Question

Standard electrode potentials (\(\mathrm{M^{n+}/M}\)) of four metals A, B, C and D are given below: (A) \(-1.2\text{ V}\) (B) \(+0.5\text{ V}\) (C) \(+1.2\text{ V}\) (D) \(-3.0\text{ V}\) The correct increasing order for the reducing power of these metals will be:

• A. (D), (A), (C), (B)
• B. (D), (A), (B), (C)
• C. (C), (B), (A), (D)
• D. (B), (C), (A), (D)

Hint:

For metals, more negative standard reduction potential means stronger reducing agent because the metal is more easily oxidized.

Answer 1

The Correct Option is C

Concept: Reducing power of a metal depends upon its tendency to lose electrons. A metal having a more negative standard reduction potential \((E^\circ)\) is more readily oxidized and therefore acts as a stronger reducing agent. Thus, \[ \text{More negative } E^\circ \Rightarrow \text{Greater reducing power} \]

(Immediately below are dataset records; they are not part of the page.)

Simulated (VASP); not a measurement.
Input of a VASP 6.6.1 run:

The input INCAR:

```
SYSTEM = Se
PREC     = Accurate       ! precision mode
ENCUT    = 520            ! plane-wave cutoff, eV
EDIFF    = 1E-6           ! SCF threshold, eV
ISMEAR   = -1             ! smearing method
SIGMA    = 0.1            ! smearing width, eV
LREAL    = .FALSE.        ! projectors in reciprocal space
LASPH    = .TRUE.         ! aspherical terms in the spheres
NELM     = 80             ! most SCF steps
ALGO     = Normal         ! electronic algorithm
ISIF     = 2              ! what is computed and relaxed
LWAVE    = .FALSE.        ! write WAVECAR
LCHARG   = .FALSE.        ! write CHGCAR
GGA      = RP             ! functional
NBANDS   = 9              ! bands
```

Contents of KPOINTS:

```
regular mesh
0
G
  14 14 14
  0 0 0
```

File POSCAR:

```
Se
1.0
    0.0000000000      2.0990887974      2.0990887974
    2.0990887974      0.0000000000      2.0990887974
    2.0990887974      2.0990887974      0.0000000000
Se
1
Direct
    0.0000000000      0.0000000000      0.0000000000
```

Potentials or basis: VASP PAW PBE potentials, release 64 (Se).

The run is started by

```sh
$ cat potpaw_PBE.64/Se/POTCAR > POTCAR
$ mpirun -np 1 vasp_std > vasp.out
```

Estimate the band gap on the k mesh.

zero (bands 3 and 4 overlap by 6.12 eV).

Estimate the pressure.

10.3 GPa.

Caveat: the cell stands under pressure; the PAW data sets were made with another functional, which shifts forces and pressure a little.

Step 1: Arrange the given electrode potentials.
\[ C=+1.2\text{ V} \] \[ B=+0.5\text{ V} \] \[ A=-1.2\text{ V} \] \[ D=-3.0\text{ V} \]

Step 2: Relate electrode potential to reducing nature.
Metal C has the highest positive reduction potential, therefore it has the least tendency to lose electrons and hence the least reducing power. Metal D has the most negative reduction potential and therefore the greatest tendency to lose electrons. Hence reducing power increases in the order: \[ C < B < A < D \]

Step 3: Write the required increasing order.
\[ \boxed{(C),(B),(A),(D)} \]